I was bandaging one of the Cameron Highlanders when a bullet passed straight through my knee and into the calf of another Cameron, so he is carrying my bullet somewhere.

Our troops had retired from the position, and ten of us got into a pit close by, where we stayed until dusk, when a Guards officer made a red cross with blood on a handkerchief which he fastened to his stick. This was seen by a party of Germans, who came up and shot the two officers and then the remainder of our party. I lay quiet, expecting to receive my quietus, but a bullet went right through my arm and shoulder.

I waited a while and two or three English soldiers came. One bandaged my shoulder, and there I stayed in the rain until dawn. I managed to struggle out and attract the attention of some South Wales Borderers. A large party of Germans coming, the Borderers retired to their trenches, and the fighting began again.
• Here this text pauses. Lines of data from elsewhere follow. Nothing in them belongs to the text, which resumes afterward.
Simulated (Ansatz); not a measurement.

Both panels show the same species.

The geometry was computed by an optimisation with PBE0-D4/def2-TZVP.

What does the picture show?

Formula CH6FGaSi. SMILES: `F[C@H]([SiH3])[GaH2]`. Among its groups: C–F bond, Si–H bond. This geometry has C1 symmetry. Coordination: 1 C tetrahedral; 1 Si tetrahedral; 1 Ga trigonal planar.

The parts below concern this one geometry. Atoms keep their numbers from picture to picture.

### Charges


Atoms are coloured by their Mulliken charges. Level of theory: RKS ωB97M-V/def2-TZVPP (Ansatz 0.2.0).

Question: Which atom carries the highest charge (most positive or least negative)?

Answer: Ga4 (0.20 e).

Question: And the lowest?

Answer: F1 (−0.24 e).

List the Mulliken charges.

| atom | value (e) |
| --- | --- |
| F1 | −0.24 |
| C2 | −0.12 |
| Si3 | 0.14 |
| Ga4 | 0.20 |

I was again left to the tender mercies of the enemy, but this time I lay as if dead, and they evidently took it that I was, for they were quite close to me in the same pit. To lie on your back and feign death for any length of time requires a lot more doing than I thought. It appeared to me a week, although it was not more than a few hours.

I see there is an officer, Lieutenant Goldie, reported missing. He is not missing in the military sense, because the pigs blew his brains out just before they shot me a second time.